People always ask where to eat in Central London as if there’s one answer that settles it.

There isn’t.

Some days you want a long lunch where nobody is looking at their watch. Other days you’re starving after walking around for six hours and you’d happily eat almost anywhere with an empty table. Mood changes things. So does the weather. A rainy Tuesday somehow calls for completely different food than a warm Saturday evening.

Anyway, these are nine places that have earned a good reputation for a reason. You might end up loving all of them. You might only click with two or three. That’s usually how London works.

Dishoom

It’s impossible to write a list like this without somebody bringing up Dishoom.

The first thing people mention is usually the queue.

They’re not exaggerating either.

Turn up at the wrong time and you could be waiting a while. Just depends on the day. You either accept that before you arrive or you book ahead and save yourself the hassle.

Once you’re inside though, it starts making sense.

The room always feels busy without becoming stressful. Tables are full, conversations are happening everywhere, plates keep appearing from the kitchen. It feels alive.

The food gets enough attention already so I won’t pretend I’m discovering something new by saying it’s good.

It is.

If you’ve never tried it, I’d just go.

Worst case, you decide it isn’t for you and move on. At least now you know when and why you shouldn’t believe the hype.

The Wolseley

A lot of visitors start with breakfast there, which makes sense.

Lunch gets busy too.

Actually, it’s usually busy whenever you walk past.
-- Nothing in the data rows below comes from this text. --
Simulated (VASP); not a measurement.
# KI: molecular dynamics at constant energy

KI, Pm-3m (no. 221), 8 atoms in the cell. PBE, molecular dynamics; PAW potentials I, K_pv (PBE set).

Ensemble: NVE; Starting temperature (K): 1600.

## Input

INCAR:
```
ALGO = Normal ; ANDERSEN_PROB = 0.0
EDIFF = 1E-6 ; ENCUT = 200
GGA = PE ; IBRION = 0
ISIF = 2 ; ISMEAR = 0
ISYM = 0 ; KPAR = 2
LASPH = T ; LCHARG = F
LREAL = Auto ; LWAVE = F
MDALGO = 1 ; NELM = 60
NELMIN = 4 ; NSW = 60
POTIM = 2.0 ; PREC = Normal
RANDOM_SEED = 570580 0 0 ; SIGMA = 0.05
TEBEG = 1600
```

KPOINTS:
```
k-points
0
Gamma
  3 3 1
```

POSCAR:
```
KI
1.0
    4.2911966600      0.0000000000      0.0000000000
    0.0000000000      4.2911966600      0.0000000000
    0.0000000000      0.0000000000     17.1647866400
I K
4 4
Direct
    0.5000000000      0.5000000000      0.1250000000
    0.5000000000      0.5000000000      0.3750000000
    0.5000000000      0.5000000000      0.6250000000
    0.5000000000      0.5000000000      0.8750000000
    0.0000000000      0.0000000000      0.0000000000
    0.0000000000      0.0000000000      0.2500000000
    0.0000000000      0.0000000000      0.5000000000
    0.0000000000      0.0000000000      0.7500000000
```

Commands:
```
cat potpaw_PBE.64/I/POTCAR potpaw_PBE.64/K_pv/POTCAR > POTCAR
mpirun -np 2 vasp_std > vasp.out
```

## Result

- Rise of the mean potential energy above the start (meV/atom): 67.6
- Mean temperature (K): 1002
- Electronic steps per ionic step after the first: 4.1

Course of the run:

Plus, you’re close enough to wander around Mayfair afterwards without thinking too much about where to go next whether it’s one of the best RnB clubs in London or just a short walk before calling it a night. 

I’ve met people who order the same thing every visit. Then I’ve met people who refuse to repeat a dish.

Neither approach seems wrong.

Gymkhana

Gymkhana isn’t somewhere you accidentally end up.

Most people book because they’ve heard about it from somebody else.

The room isn’t huge and I quite like that. Big restaurants can sometimes feel noisy in a way that’s hard to explain. Gymkhana never really has that problem.

Service moves quickly but nobody makes you feel like you’re being rushed out the door.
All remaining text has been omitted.